The five licenses handed over by the Office of the Comptroller of the Currency (OCC) are welding the world’s largest financial system with the cutting-edge digital asset world.

Among them, five core crypto institutions—including Circle, Ripple, BitGo, Fidelity Digital Assets, and Paxos—have officially obtained or been approved to upgrade to nationwide trust bank licenses.

This marks that the crypto giants, which dominate the transfer of trillions of dollars in assets, have collectively shifted from the fringe to “federally-backed banking infrastructure.”

A transformation aimed at **seizing the future digital cash issuance and settlement rights—“licensed banking” transformation—**is now erupting at the intersection of Wall Street and Crypto Valley.

Strategic Elevation of a Single License

For crypto companies, this National Trust Bank Charter is far more valuable than any previous state-level license. It signifies:

  • Federal oversight, unified rules: Direct regulation by OCC, eliminating the regulatory fragmentation of the 50 U.S. states “each blowing their own horn.”
  • Access to the “heart”: Direct connection to the Federal Reserve’s clearing networks (such as Fedwire), enabling low-cost, real-time, efficient fund settlement.
  • Equal rights and responsibilities: Legally conducting core businesses like digital asset custody and trusts, managing a full range of assets—from cryptocurrencies to traditional stocks—for clients.
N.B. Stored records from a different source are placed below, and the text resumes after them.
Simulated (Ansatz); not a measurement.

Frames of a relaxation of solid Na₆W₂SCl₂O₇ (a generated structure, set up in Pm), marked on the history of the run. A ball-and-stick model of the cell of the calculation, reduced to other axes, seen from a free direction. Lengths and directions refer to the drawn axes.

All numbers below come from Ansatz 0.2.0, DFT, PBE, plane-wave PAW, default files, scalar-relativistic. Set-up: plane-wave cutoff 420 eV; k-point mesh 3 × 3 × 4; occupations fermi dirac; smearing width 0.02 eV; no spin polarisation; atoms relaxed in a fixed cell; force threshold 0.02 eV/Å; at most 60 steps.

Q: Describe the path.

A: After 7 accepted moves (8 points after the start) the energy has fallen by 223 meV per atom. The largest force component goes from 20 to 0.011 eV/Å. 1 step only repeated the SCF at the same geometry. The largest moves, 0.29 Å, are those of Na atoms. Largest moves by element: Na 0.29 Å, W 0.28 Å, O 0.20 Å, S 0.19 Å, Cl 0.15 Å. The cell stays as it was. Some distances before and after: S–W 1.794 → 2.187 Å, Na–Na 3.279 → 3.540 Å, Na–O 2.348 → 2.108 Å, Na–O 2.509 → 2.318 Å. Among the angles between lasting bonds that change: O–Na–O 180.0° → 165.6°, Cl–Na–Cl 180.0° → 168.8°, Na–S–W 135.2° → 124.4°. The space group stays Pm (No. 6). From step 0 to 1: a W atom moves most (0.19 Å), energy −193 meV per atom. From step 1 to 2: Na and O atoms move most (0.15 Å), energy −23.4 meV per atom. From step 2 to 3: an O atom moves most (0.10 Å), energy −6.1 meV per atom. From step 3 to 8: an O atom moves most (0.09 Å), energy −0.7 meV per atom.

OCC Acting Deputy Comptroller Jonathan Gould explicitly stated in the announcement that “new entrants are beneficial to the dynamics, competition, and diversity of the banking system.”

This clearly signals a shift in US regulation: from past scrutiny and containment of crypto innovation to actively integrating it into a new “systemic manageability” framework that is regulated and collaborative.

Why Now?

The key loosening of US financial regulation reflects a triple interplay of policy, market, and endogenous forces—

First, from the breakthrough of spot Bitcoin ETFs in 2024 to the “innovation-friendly” policy tone of the Trump administration in 2025, the regulatory wind shift is a direct driver.

Last November, OCC clarified in guidance that banks can incorporate cryptocurrencies and blockchain into core operations, clearing the final mental hurdles for mass licensing.

Second, the issuance, custody, and clearing of trillions of dollars in stablecoins have long operated outside the traditional banking system, posing systemic risks like “custody black boxes” and “bank runs.” For institutional funds, bank-level trust and transparency are prerequisites for entry.

Finally, in fierce market competition, whoever can provide a stable, low-cost fiat-to-crypto channel will control the flow of traffic. Bank licenses not only mean the ability to accept deposits and secure stable funding but also serve as a systemic moat against market volatility.

As Paxos CEO Charles Cascarilla said, this has brought them into a “new phase of federal regulation.”

The “Banking” Roadmap of the Five Giants

The five companies approved this time precisely target key nodes in the digital asset ecosystem, with clear strategic intentions—

  • Circle: Through First National Digital Currency Bank, elevate the compliance model of USDC to bank-level, aiming to make stablecoins the digital dollar settlement layer within the Federal Reserve’s payment system.
  • Ripple: Establish Ripple National Trust Bank, aiming to leverage its expertise in cross-border payments to solve XRP’s long-standing compliance issues in global clearing and settlement with a banking identity.
  • Paxos & BitGo: Upgrading from state licenses to nationwide licenses, strengthening their “federally-backed” credibility and scope in stablecoin issuance and institutional asset custody.
  • Fidelity Digital Assets: As a representative of traditional asset management giants, their transformation signals that Wall Street’s old money also recognizes the need to securely and compliantly manage trillions of traditional capital exposure to crypto assets with a banking identity.

These five institutions are collaboratively drawing a full-chain banking ecosystem blueprint covering “issuance—custody—payment—asset management.”

The core driver of this “banking” wave is the stablecoin market, which has expanded to a massive $300 billion. However, despite such a huge volume of digital cash, most of its clearing and settlement still operate outside the traditional banking system.

The essence of a bank license is to open a compliant, direct “official water pipe” to the Federal Reserve. Once connected, the settlement speed of stablecoins could be shortened from traditional T+1 or longer to near real-time, with costs drastically reduced. This will greatly strengthen the position of compliant stablecoins like USDC and could reshape global capital flow paths.

In the future, owning a bank-grade license will be the foundational support for stablecoins, RWA (Real-World Assets), and complex DeFi applications. The downstream trillion-dollar market will unfold from here.

OCC’s move is not only issuing a “legal pass” for the crypto industry but may also be laying out a key digital infrastructure to extend the US dollar’s global settlement dominance into the digital age. As crypto giants “don their banking cloaks,” a covert battle over future financial sovereignty has quietly escalated.

This article is for informational purposes only and does not constitute investment advice. Markets carry risks; invest cautiously.